Tree Tubes for drought relief

A customer in Illinois emailed me yesterday:

I have been very happy with the tree tubes I purchased last year.  I came back to your company because your prices are competitive and you took the time to provide helpful information to a tree planting rookie.  Last year we had a rather severe drought, plus the deer browse on the unprotected trees was very heavy (in one week the deer ate the buds off 60% of the unprotected trees in one two-acre parcel)… I watered the protected trees every 8-10 days from late June through August using a 25 gallon sprayer in the back of my Gator (and carrying four 5 gallon buckets of water to refill the sprayer).  It took me 10 hours most weeks because the new trees are intermixed with mature trees in four two-acre parcels around our farm.  I also used wire cages, but my highest survival rate was with the tubes because I could put a quart or so of water in the tube and it would slowly drain into the roots.  I sure learned the importance of sealing the bottom of the tube with dirt. 

Many of my customers will remember the summer of 2012 as the one they spent on their 4 wheeler or tractor watering thirsty trees after months of scorching temp’s and virtually zero rainfall (it always seems to fall one county away!).

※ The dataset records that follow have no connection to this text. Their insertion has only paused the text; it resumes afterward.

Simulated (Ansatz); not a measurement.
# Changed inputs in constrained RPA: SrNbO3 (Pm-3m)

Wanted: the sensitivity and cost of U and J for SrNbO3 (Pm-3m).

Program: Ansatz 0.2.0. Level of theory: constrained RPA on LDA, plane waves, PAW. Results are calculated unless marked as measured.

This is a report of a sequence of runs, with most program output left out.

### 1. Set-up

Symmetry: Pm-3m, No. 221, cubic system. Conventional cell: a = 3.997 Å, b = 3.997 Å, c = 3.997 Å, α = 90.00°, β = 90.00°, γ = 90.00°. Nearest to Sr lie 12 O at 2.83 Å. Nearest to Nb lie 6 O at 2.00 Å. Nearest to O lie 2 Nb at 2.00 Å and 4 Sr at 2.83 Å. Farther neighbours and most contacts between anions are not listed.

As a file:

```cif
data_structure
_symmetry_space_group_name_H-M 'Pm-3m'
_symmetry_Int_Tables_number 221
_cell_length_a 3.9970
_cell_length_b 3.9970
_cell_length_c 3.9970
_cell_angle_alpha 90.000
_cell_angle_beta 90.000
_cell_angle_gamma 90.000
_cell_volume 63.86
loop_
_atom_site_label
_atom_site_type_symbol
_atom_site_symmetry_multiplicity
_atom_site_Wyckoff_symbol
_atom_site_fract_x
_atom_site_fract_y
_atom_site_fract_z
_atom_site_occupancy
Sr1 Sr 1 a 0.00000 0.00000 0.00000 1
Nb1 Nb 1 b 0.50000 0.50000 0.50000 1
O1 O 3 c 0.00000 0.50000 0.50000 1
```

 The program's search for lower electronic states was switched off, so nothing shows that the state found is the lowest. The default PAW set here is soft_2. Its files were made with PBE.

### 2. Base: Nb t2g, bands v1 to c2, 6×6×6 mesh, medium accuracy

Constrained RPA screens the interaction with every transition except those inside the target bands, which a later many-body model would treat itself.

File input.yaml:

Our tree tubes consistently saved these customers from total failure of their plantings, by reducing the moisture stress on the trees and conserving, condensing and recycling what little moisture they did get.

This customer also had some interesting comments about deer biting and lifting off some of the tree tubes.  Thursday I will post on some ways to avoid this.

In the meantime I am doing a rain dance every day for all of my customers, praying for more moisture this year.  So far, so good; this customer reports that precipitation is 2.7″ ahead of normal for this time of year.

Hopefully rain will be plentiful.  Then all those customers that spent thousands of hours out there watering trees last year can spend (a fraction of!) that time killing the weeds and grass that are trying to steal the abundant moisture from their trees!